Evadne

In Greek mythology, Evadne (/ˈvædn/; Ancient Greek: Εὐάδνη) was a name attributed to the following individuals:

  • Evadne, a daughter of Strymon and Neaera, wife of Argus (king of Argos), mother of Ecbasus, Peiras, Epidaurus and Criasus.[1]

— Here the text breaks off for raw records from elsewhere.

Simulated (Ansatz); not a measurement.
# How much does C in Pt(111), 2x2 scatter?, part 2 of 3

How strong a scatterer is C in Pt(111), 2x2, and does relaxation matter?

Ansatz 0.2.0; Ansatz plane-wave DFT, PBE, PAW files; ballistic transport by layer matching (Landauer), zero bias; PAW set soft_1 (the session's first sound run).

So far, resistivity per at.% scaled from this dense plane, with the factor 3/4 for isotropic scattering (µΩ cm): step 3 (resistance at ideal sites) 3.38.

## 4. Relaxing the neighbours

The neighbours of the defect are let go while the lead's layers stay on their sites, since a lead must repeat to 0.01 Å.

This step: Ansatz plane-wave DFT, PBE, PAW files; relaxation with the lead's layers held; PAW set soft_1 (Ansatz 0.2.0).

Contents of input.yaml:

  • Evadne, a daughter of Poseidon and Pitane[2] who was raised by Aepytus of Arcadia. She experienced the joys of her first love with Apollo. However, when her consequent pregnancy was discovered by Aepytus, he was furious and left to consult the Oracle of Apollo. During the childbirth, Apollo sent Eileithyia and the Moirae to assist his lover and ease her pain. Evadne gave birth in the wilderness and left the child, Iamus, exposed to the elements. Five days later, Aepytus returned from the Delphi, where he had been told by Apollo's Oracle that Evadne's child was indeed the son of Apollo and destined to be a gifted prophet. He demanded that the child be brought to him, and so Evadne retrieved Iamus from the patch of violets where she had left him. Iamus had been nurtured for those five days by the honeybees that were sent by Apollo, or by the Fates. Evadne named the child Iamus (“Boy of the Violets”).[3] He went on to found the Iamidae, a family of priests from Olympia.[4][5]
  • Evadne, a daughter of Pelias, King of Iolcus. She was given by Jason in marriage to Canes, son of Cephalus and a king of Phocis.[6]
  • Evadne, daughter of Iphis of Argos or Phylax (or Phylacus[7]) and wife of Capaneus, with whom she gave birth to Sthenelus. Her husband was killed by a lightning bolt in the war of the Seven against Thebes, and she threw herself on his funeral pyre and died.[8] In some accounts, she was called the daughter of Ares.[9]
  1. ^ Apollodorus, 2.1.2
  2. ^ Hyginus, Fabulae 175
  3. ^ Pindar, Olympian Ode 6
  4. ^ Pausanias, 4.2.3
  5. ^ Pindar, Olympian Ode 4
  6. ^ Diodorus Siculus, 4.53.2
  7. ^ Hyginus, Fabulae 243
  8. ^ Apollodorus, 3.7.1; Hyginus, Fabulae 256; Euripides, The Suppliants 985; Virgil, Aeneid 6.447
  9. ^ Murray, John (1833). A Classical Manual, being a Mythological, Historical and Geographical Commentary on Pope's Homer, and Dryden's Aeneid of Virgil with a Copious Index. Albemarle Street, London. pp. 5–6.